How about if a gay couple comes in and orders off the menu?
Can you refuse to serve them due to religious objections?
No - unless they are being "inappropriately" intimate. Then they must leave.
I’m sorry, but you didn’t explain how you “knew” the couple in your example was gay.
Did they dress and act like everyone else at the restaurant?
Really? If so, why would anyone object to them?
Or was the couple so - er - “flamboyant” that they offended other customers — and were easily identified?
Hopefully, you DO see the difference between these two cases.
IMHO, we should not buy into the theory that rejecting particular ACTIONS is the same, exact thing as rejecting the ACTORS themselves, which is alleged to be illegal.
As evidence of this, consider the statement that the florist sold flowers to one of the men for years — just not for a “same-sex” marriage.
And I think we should push back when we see a active persecution of specific individuals — in this case, the florist.
IMHO, the mean-spirited (bitchy?) persecution of that poor woman shown here is much more serious than the discrimination imagined (or wished for?) by the “happy couple”...
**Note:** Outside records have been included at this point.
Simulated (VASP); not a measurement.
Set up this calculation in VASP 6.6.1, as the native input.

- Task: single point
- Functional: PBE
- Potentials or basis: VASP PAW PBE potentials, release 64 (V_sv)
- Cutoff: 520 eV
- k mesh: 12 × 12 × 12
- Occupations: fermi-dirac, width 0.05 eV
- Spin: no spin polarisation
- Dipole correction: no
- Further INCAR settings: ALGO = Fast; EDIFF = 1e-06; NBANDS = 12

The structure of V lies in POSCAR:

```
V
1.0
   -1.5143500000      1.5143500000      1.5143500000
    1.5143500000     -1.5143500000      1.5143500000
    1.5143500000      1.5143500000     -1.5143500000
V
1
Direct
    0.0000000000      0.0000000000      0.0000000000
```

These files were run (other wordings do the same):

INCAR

Re: “How about if a gay couple comes in and orders off the menu?
Can you refuse to serve them due to religious objections?”
I guess I don’t understand your question. What does a gay person ordering “off menu” have to do with religious objections? Unless they want me to make a “penis” cake or cater for a same-sex wedding, I don’t see any grounds for refusing service.
If they're simply ordering as other diners, I would have no reason to refuse them service.